Early American Cars are super cool and classy looking. Still, it took the early builders a while to get your average car to a place where any semblance of speed or performance was readily available. The Ford Model A from the late ‘20s is one such car that isn’t exactly known for its speed and performance – at least most Model As…
A Finnish rally driver recently posted on a Facebook page that he has a 1929 Ford Model A shipped to Finland, according to The Drive. The driver, who The Drive believes to be WRC Champion Juha Kankkuen, mentioned that upon arrival in Finland, the Ford was sent to Ferrari and vintage car specialist Makela Auto Tuning. The shop immediately stripped the Model A down to its frame and began a wild resto-mod rally car.
The 1929 Ford Model A needed some chassis work
The folks at Makela Auto Tuning started repairing and reinforcing the original frame to give it more strength and rigidity. They did this by adding additional bracing all the way down the frame. The bodywork came next for the MAT crew. They sanded the Ford Model A down to the metal and replaced any rusted spots with new metal before painting.
This Model A would have originally come with wooden wheels, and while the ones pictured appear wooden, they are not. MAT cast new 19-inch wheels from aluminum in the same style as the original. The cast-aluminum wheels were then hand-painted to look like wooden wheels.
Other touches of the modern world are scattered around the Ford Model A as well, like a GPS speedometer and harness seatbelts.
The Ford Model A ditched the original 3.3-liter engine for a Cosworth
The 1929 Ford Model A came with a 3.3-liter four-cylinder engine that made a sluggish 40 hp. Not only was this original 3.3-liter big and heavy So, for the rally driver to throw a 1.6-liter 242-hp Cosworth into the Ford means not only way more power but also lighter weight. Of course, the engine isn’t the only performance upgrade; it also has a close-ratio five-speed from ZF, sending that power to the rear wheels.
The rear axle is said to be from a 1985 Toyota 4×4 van (likely a Hiace). The rear axle is held up by a four-link suspension, while the front axle works with a track rod, stiffer stock-style springs, and friction-disc shock absorbers from an Aston Martin DB4.

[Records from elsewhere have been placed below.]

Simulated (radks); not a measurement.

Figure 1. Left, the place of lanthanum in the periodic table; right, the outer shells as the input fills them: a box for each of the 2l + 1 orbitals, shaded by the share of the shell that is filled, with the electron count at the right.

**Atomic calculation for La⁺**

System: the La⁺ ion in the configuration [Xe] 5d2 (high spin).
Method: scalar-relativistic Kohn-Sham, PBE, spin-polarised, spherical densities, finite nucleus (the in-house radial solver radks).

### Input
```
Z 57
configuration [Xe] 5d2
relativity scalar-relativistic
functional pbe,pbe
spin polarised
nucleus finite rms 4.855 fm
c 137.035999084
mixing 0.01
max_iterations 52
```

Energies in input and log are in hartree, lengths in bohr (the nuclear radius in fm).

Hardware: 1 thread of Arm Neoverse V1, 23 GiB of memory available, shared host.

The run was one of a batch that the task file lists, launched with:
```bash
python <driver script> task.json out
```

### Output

The coolest feature on the Model A is more James Bond than Group 4 rally
MAT added one of the coolest and most incognito features I’ve ever heard of in this 1929 Ford Model A rally machine, a secret button. This secret button is hidden on the back of the shifter. This secret button switches between a full-power mode and one that kills every third spark. Not only does this button give the Cosworth that classic Ford Flathead sound, but it also doubles to provide a cover for the cops. In the event of a traffic stop, just flick the button, and it sounds like your just driving pop pop’s old 40-hp Ford around town.
Ford Model A on the surface, rally grandpa down deep
These types of sleeper cars are the coolest to me. Nothing about the style or the car’s build tips its hat to performance or speed, and yet this thing will boogie with the best of them. Cars like these keep the custom-car dream alive in a world of increasing ambiguity and formless design.